How a Prince record inspired Parental Advisory stickers
This past week has seen the systematic scrubbing of Spotify playlists of any traces of R Kelly, remixes to Ignition or otherwise. While I tend to believe that music censorship of any type creates more moral dramas than it purports to address, it’s hard to argue that the likes of Chris Brown and R Kelly should be actively promoted to children by big corporations with wide broadcasting or distribution nets, for what are only commercial imperatives.
The difference between this recent scrubbing and past censorship attempts are that these are about the character of the artists, rather than the content of the material. This is clearly a step forward.
Surprisingly, it took Al Gore’s wife buying a Prince record for her daughter to spark the biggest censorship fight of the ’80s.
Tipper Gore, like many millions of parents in 1984, bought a copy of Purple Rain for her eleven-year-old daughter.

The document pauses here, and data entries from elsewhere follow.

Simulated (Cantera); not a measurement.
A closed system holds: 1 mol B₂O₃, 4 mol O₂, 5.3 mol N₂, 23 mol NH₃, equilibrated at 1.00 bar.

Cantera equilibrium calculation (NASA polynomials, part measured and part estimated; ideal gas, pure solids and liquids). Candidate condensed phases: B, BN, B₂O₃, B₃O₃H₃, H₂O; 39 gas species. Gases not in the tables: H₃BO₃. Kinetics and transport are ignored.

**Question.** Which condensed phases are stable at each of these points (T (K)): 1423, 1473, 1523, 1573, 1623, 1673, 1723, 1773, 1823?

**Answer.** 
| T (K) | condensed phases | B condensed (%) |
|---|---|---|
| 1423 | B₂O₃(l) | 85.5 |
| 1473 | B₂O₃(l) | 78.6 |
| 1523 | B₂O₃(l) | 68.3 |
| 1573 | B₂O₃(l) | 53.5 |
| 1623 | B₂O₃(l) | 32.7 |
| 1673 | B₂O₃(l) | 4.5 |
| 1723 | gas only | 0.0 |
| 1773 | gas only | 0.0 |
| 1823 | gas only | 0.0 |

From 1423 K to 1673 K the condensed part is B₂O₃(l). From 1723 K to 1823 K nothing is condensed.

She explains what unfolded in her book Raising PG Kids in an X-Rated Society:
“When we brought the album home, put it on our stereo, and listened to it together, we heard the words to … ‘Darling Nikki’: ‘I knew a girl named Nikki/Guess (you) could say she was a sex fiend/I met her in a hotel lobby/Masturbating with a magazine’.
“The vulgar lyrics embarrassed both of us. At first, I was stunned, but then I got mad! Millions of Americans were buying Purple Rain with no idea what to expect. Thousands of parents were giving the album to their children — many even younger than my daughter.”
Gore mobilised a collection of prominent women in Washington and formed the moral outrage group Parents Music Resource Center, or the PMRC.
They drove for the introduction of warning stickers on records and CDs that contain profane language or sexual content. They also issued my favourite list of all time, the brilliantly named Filthy Fifteen.
It was a ranked list of the songs the group found the most objectionable, with the O.G. ‘Darling Nikki’ grinding suggestive in pole position.
Filthy Fifteen
1
Prince
Darling Nikki
2
Sheena Easton
Sugar Walls
3
Judas Priest
Eat Me Alive
4
Vanity
Strap on Robbie Baby
5
Mötley Crüe
Bastard
6
AC/DC
Let Me Put My Love Into You
7
Twisted Sister
We’re Not Gonna Take It
8
Madonna
Dress You Up
9
W.A.S.P.
Animal (Fuck Like A Beast)
10
Def Leppard
High ‘n Dry
11
Mercyful Fate
Into The Coven
12
Black Sabbath
Trashed
13
Mary Jane Girls
In My House
14
Venom
Possessed
15
Cyndi Lauper
She-Bop
What a list! Record labels all played ball without things getting out of hand and volunteered to include warning stickers on a number of records, although USA Today suggest this was less-than-voluntary considering the PMRC’s sway in powerful quarters.
The most unfortunate knock-on effect of all this was that Walmart started refusing to stock any CDs with parental advisory stickers, leading to the dreaded “clean” versions of albums, often with edits done so gracelessly you needed to check the disc wasn’t skipping.